Murray gives his years in captivity no more than two short chapters in his autobiography, and rarely spoke about them afterwards. Yet they left their imprint throughout his writing. Describing a stalker’s cottage in remote Glen Affric, he wrote in Undiscovered Scotland, his second mountain book:

A house standing alone in wild country always appeals profoundly to Mcintyre and me. It suggests to us peace, beauty, the perfect freedom from interruption that gives a chance of understanding the things we love. … My unaided imagination could conceive no more delightful home. However, such a picture of freedom from worldly concerns is a symbol, not to be mistaken for reality. I often meet people living amid scenes of peace and beauty whose hearts share neither attribute. At first I used to be puzzled, dismayed, and even made miserable at finding them not only dissatisfied with their lot and disgruntled with society, but worse still, given over to disparagement of their neighbours. The breeding of ill will had become a chosen task. But true peace, that blessed by-product of an integrated heart and mind and will, depends on no scenery. It can be had everywhere - when the means are known.

That’s an unusual reflection to find in a book of climbing reminiscences. One wonders if it could have been written by an author who hadn’t experienced what it means to lose your liberty. "Into the heart of mountain literature," says Robert Macfarlane, “Murray smuggled the spirit." And, one might add, some exceptional insights into the meaning of freedom.

Up on Freiheit, the second pitch brought us onto a small ledge. Suddenly we had company. Two Swiss climbers were just pulling their ropes down; evidently, they’d just rappelled in from above. “We couldn’t find the route,” they explained.

In hindsight, we might have asked them how this crag got its name. But too late: having rigged their next abseil, our interlocutors vanished down the cliff.

(Continued)

Thursday, March 30, 2017

A mountain called Freedom (1)

Investigating the links between life, liberty and climbing literature

Preoccupied with the abseils, we took our crag’s name on trust. The last rappel slid us out of a stone-raked slot and away into free air. While the ropes untwisted and our boot-tips described a slow downward spiral, the corrugations of Switzerland’s Alpstein massif scrolled by, viewed as if from a well-sited revolving restaurant. Then the wide-screen panorama cut to a close-up of an ice-choked recess in the cliff we were descending. To my relief, I touched down on the rubble glacis below our wall before another rotation could start. “Ropes free,” I called up to Allan. And so we arrived at the foot of Freiheit Südwand.

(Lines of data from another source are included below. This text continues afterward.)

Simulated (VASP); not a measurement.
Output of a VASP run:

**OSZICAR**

Pendant: abseiling into the Freiheit Südwand

The crag’s name had leapt out at me from an old book. Surfing a second-hand shop in Tokyo’s Kanda district a few years before, I’d lit on a copy of Im schwerem Fels (On hard rock), a compendium of alpine climbs by Walter Pause. Opening it, I happened on a dramatic black-and-white photo of a limestone wall, somewhere in eastern Switzerland. Freiheit! The idea of a mountain called freedom somehow resonated.

The Freiheit and Hundstein cliffs (photo from Im schwerem Fels)

After I moved to Zurich, Allan dropped by on a world tour. We’d already climbed together in the Alps of Japan and New Zealand; now it was time to sample the grand originals. I showed my visitor the topo in Pause’s book – Grade III/IV, yep, we should be able to manage that – and without ado, we drove down Switzerland’s A3 autobahn and up a forest track. Leaving the weatherbeaten Subaru at the end of the road, we walked over a pass and down to a guesthouse at the end of a lake. The valley reminded us of a Norwegian fjord, its walls soaring up at an alarming pitch.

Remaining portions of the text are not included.